While developers may get called on by customer services from time to time, they don’t usually interact directly with users.
Customer service support agents, on the other hand, may be well-versed in IT but will not usually have coding experience or be able to make significant enhancements to products. They’re there to field queries and provide advice to customers and clients.
In this post, we’ll argue that developers – and indeed everyone involved in the business – should spend some time serving customers directly, albeit only intermittently. By dealing directly with their customers, developers can gain important insights into how their products are used and add extra value to the business.
Here are five reasons why it could pay off to give your developers a role in customer support.
1. Being involved in customer support lets developers see the bigger picture
Providing direct customer support gives developers the opportunity to understand their products as customers see them. As a product matures, developers can begin to feel disengaged from it in its entirety. That’s because developers often work in silos, focusing only on the features they’re building individually.
This disengagement means developers don’t always have the chance to consider their place in the overall development of the products. By spending time talking to customers they get a complete view of the product, and of the part they’re playing. By offering support they can get to appreciate all the other systems that make up the bigger picture.
Developers often have the knack of solving complex coding challenges. By providing customer support they’re faced with having to break complex problems down into bite-sized pieces. Both perspectives are beneficial when tackling software issues.
For example, spending time with customers helps developers understand the codebase in its entirety. Once a developer has worked in support they’re better equipped to notice ripples – i.e., areas of code that could potentially be affected by changing one line. Once noted, they can then feed this information back into the system in terms of how features are built. So that the company can learn how to improve and scale.
Developers can also understand how clients work with live data rather than being exposed to just test data. This means they can introduce new variables into risk systems during the development phase.
2. Developers can provide a higher level of customer service
All software companies share the same aim; to provide the highest quality of service possible. And that goes further than just developing the best software.
When it comes to providing the best customer service, companies need to implement the best technology, such as MDM systems. It’s also essential that the support agent handling any calls is knowledgeable about the products or services.
This is especially true when it comes to selling softwares and systems. Customer support is often included in a software package, so customers expect to have their queries dealt with efficiently.
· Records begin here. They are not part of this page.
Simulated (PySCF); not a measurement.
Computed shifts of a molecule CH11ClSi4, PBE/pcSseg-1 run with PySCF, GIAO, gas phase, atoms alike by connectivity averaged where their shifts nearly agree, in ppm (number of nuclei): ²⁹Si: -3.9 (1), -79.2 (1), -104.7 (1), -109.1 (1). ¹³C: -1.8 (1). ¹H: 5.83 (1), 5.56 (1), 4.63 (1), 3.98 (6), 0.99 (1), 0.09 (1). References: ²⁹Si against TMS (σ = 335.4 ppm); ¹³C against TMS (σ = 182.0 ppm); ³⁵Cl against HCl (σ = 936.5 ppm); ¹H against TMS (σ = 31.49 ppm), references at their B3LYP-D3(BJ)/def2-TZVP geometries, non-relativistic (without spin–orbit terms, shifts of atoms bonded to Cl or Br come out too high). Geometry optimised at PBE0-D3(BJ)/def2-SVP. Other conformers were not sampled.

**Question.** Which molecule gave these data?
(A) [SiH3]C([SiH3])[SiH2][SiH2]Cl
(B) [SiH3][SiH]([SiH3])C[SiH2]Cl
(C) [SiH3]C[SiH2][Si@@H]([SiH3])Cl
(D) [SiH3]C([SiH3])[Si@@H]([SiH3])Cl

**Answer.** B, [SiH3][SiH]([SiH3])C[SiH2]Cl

It’s incredibly frustrating for customers, then, when they call with an issue to be faced with a customer support rep who’s not 100% familiar with their product. Whether they’re working in-house or are part of an outsourced support team, agents may be simply reading from a script. They can be quickly fazed when presented with a question that doesn’t appear on that script.
Developers on the other hand know how to ask the right questions to get to the right answers. They know exactly what’s going on, so they can narrow down the issue in a short amount of time. And, because they have access to the code, they can quickly release a patch and solve problems instantly.
3. Developers can hone their coding and debugging skills
Having to deal with customers directly means that developers may be exposed to code written by more experienced coders. This can provide developers with inspiration in terms of picking up actionable insights they can apply to future work.
Developers on the frontline are also in prime position to learn how to figure out how weaker parts of the codebase are decreasing the product’s performance.
Developers working in customer support also get an insider view on how customers are engaging with the software or system. Different clients will use the software in new ways that may not have occurred to the development team.
Certain customers may not be using the SaaS as intended, and therefore, without realizing it, they are introducing bugs into the system. This is where a developer/customer services member can go through steps with the client, perhaps using screen share apps, in order to identify the sequences that are creating these issues.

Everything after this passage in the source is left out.